(Note: last time I looked, the following link was no longer valid.) For another source of introductory material on factoring, you may want to go to this website and download the paper by Peter Montgomery. This file is in PostScript format, so you will probably need to print it (on a printer that understands PostScript) before you can read it.
I have been using a program called factor.exe, which can find the factors of any number up to about 80 digits, using several different factoring methods. This program uses its authors MIRACL library for doing arithmetic with large numbers.

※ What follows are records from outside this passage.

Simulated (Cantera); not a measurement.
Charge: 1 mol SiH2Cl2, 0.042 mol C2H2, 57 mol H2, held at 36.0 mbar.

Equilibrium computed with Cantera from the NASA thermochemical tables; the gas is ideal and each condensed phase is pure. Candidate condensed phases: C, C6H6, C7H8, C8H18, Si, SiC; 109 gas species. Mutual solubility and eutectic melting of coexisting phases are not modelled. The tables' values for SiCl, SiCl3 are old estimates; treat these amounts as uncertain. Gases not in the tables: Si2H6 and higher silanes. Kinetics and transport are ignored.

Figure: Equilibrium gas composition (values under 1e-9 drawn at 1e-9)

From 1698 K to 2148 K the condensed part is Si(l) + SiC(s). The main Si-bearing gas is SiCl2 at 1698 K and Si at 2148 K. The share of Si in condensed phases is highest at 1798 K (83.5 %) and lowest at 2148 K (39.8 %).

Another program that I have found useful is PPSIQS, available here. (Scroll down a couple of screenfuls to find it.) It uses the Quadratic Sieve factoring method, to factor numbers up to about 100 digits. A 100-digit number will take a few weeks. That site also has PPMPQS, an earlier program that also uses the Quadratic Sieve.
A prime number is an integer greater than 1 (one)
that is divisible only by 1 and itself.
A composite number is an integer greater than 1
that is not prime.
12 = 2 * 2 * 3
30 = 2 * 3 * 5
119 = 7 * 17
245 = 5 * 7 * 7
257 = 257 (a prime number)
Note that the asterisk (*) is used to mean multiply, since the usual multiplication symbol looks too much like the letter x.
If p is a prime number, then for any integer a:
a^p - a is divisible by p.
If a is not divisible by p, then we can divide the above by a, and get:
a^(p-1) - 1 is divisible by p.
For example, for the prime number 7:
2^7 - 2 = 126 = 7 * 18 3^7 - 3 = 2184 = 7 * 312 4^7 - 4 = 16380 = 7 * 2340 2^6 - 1 = 63 = 7 * 9 3^6 - 1 = 728 = 7 * 104 4^6 - 1 = 4095 = 7 * 585If we call the number we are trying to factor N, then we pick a value for a, such as 3, and compute the remainder when dividing 3^(N - 1) by N. If N is prime (and not equal to 3), then the result will be 1. If the result is not 1, then N cannot be prime.
Note that if the result of this calculation is 1, this does not prove that N is prime. It means that N is very likely to be prime, but it could be composite, since some composite numbers will look prime by this test. Proving that a large number is prime takes more work than just this test. The Prime Pages has an introduction to proving primality.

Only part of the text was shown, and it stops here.